Frozen is a film that not only shows women taking control of their own happiness, but it also shows them acting on love instead of receiving it. Throughout the film, Anna experiences several types of love, but the most significant form is that which Anna chooses at the very end. Her sacrifice for Elsa redefines the meaning of “true love.” It’s not something that women wait for from men, and it’s not even realizing who “the right person” is. It’s completely placing someone else’s life before your own. In Anna’s case, it’s defining true love as something women act upon for each other. While one can’t easily ignore the queer vibes between Elsa and Anna, Anna’s sacrifice and love for her sister goes well beyond any romantic definitions, even if you ship them to the ends of the earth. Of course Anna would be willing to die for her sister. Elsa is all she has left and Anna has always accepted her for who she is.
Any time Christians see a character who dies for another’s sake and then lives, we’re quick to say, “Hey look! A Christ-figure!” Anna’s acceptance of Elsa, her fervent pursuit, and her desire for Elsa to know that she is not alone, certainly mimic Christ. This combined with how her acts define love and a quick “resurrection” invites audiences to read Anna as a loose Christ figure.
Anna is not the type of Christ figure who easily fits into a traditional understanding of why Christ came to earth and died on the cross. Elsa is not portrayed as a fallen human being who desperately needs redemption. Rather, she more closely represents the outcast and excluded, those whose lives are in constant danger because of a status quo that marks them as Other. So, when Anna consistently endangers herself to reach Anna–whether it’s traveling up a mountain alone or daring to stay in the same room as Elsa even as Elsa loses control of her powers–she is acting as the Christ who deliberately seeks to love the Other. Reading Elsa as queer only adds more depth to this understanding. Many people accept that Christ died to wash away personal sins, but fewer realize that his sacrifice and resurrection also shows that oppressive social systems that deny love and care to the marginalized will not last. They cannot kill and cause suffering forever, and they certainly cannot defeat the type of selfless love that Anna displays toward her sister, nor the love that Christ shows in the Gospels when he consistently seeks to change people’s understanding of those who are marginalized in his society. Anna’s radical act of love paves the way for people to understand and accept Elsa. It also frees Elsa to learn more about her powers and to no longer hide that part of herself for her own safety. Now, there is no longer a “system” of fear that would compel others to kill her.

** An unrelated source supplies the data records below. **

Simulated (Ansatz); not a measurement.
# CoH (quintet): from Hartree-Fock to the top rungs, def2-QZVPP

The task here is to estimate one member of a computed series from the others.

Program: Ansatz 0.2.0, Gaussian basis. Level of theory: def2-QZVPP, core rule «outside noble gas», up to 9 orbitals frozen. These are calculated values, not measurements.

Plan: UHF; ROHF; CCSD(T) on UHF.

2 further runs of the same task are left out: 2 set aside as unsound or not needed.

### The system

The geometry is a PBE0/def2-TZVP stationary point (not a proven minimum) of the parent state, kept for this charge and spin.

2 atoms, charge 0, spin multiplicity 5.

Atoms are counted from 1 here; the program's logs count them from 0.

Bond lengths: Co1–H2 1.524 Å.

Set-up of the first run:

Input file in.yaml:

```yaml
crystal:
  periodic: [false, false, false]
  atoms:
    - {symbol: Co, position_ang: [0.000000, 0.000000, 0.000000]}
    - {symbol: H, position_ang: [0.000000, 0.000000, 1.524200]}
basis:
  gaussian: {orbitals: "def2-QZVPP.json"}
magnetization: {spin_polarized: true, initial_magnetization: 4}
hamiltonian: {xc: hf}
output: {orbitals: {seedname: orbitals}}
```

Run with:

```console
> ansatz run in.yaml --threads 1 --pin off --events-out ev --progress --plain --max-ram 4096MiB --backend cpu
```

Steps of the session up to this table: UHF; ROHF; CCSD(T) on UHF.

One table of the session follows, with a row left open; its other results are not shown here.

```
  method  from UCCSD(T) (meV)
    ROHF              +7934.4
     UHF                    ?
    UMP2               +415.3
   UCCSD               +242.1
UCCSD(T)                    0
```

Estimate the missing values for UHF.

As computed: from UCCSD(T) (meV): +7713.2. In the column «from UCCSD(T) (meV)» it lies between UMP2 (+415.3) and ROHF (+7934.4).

The way Frozen defines true love is not only an important message for young girls and women in a world that wants to feed us the tired, heterocentric expectation to wait for a man’s love, but it’s an important message for everyone to understand that love is so much more than romantic relationships. It’s something that compels you to place another person’s well-being before your own, and it’s something that comes with truly knowing someone before committing to them.
Here ends this little blog post series—thanks for reading! Frozen is perhaps one of the best animated movies that the West has produced in quite a few years and I’m sure my interpretations only scratch the surface of what it shows us.